Search code examples
c#lucenelucene.net

Meaning of boost 0 in Lucene query


What is the meaning of "^0" in a Lucene query?

From the documentation that: "^" operator is used for boosting a therm in the query. But what happens when you boost a value of 0.

The way it is used in the codebase I have as reference makes me wonder if it is used as an alternative to the operator "+" aka make the therm a must instead of a should, but I cannot find anything confirming this theory.

An example of such a query is:

(SubscriptionId:"5938577c72c848271892f78d"^0)

Solution

  • The boost is a multiplier used when determining the relevance score for the specific term to which it is applied (in your example, that is the subscription ID).

    The effect of setting this multiplier to 0 is to cause the score associated with that term to also be zero. But, the score is still calculated - and therefore relevant documents can still be returned.

    Looking at your specific example again: Because there is only one term in the query, and because that term has a boost of zero, then the overall score of any hits will also be zero, because there is no other "scorable" information in the query. So, you get hits. And they all have a score of 0.

    If you were to use this combined with other terms (where those other terms are not "boosted down" to zero), then its effect would be to still find those documents, but to score them in such a way that the term with the zero boost would not contribute anything to the overall score.

    A term with a boost of zero does not make the term mandatory.

    If you have a query such as this:

    apples oranges^0
    

    And if you have some documents containing only apples, others containing only oranges and some containing both terms, then you will get hits on all such documents.

    Here are some classic parser query results using the above example (and with bananas also):

    Query string: apples oranges^0
    Parsed query: body:apples (body:oranges)^0.0
    
      doc = 0
      score = 0.3648143
      field = apples
    
      doc = 2
      score = 0.2772589
      field = apples oranges
    
      doc = 4
      score = 0.2772589
      field = apples bananas
    
      doc = 1
      score = 0.0
      field = oranges
    
      doc = 5
      score = 0.0
      field = oranges bananas
    

    Notice how documents 1 and 5 have scores of zero - but are still returned to you.

    And notice how document 0 is also returned.

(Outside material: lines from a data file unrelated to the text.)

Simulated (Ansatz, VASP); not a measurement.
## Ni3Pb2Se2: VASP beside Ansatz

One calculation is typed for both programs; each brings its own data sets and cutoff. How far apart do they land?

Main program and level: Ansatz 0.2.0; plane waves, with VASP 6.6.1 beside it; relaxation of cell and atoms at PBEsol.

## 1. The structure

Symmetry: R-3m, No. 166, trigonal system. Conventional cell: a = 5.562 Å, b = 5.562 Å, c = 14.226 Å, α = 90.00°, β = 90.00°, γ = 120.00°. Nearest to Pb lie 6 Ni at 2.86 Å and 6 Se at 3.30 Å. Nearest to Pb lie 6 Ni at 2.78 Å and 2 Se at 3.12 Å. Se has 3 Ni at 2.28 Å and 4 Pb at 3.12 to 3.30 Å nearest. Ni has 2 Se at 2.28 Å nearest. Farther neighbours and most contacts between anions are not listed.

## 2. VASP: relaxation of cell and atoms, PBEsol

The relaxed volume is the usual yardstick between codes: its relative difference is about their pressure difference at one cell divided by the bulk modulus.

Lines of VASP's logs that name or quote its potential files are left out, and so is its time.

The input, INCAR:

    If you used the following query:

    apples oranges
    

    Then you would get the hits, but in a different order, since now the term oranges is also contributing to the overall relevance scores.

    (Negative boosts are not permitted - they will throw a parse error.)


    You can see an overview of how boosts fit into scoring here: scoring overview. The specific implementation details may vary (and you may be using a completely different custom scorer, of course). But this shows the general approach.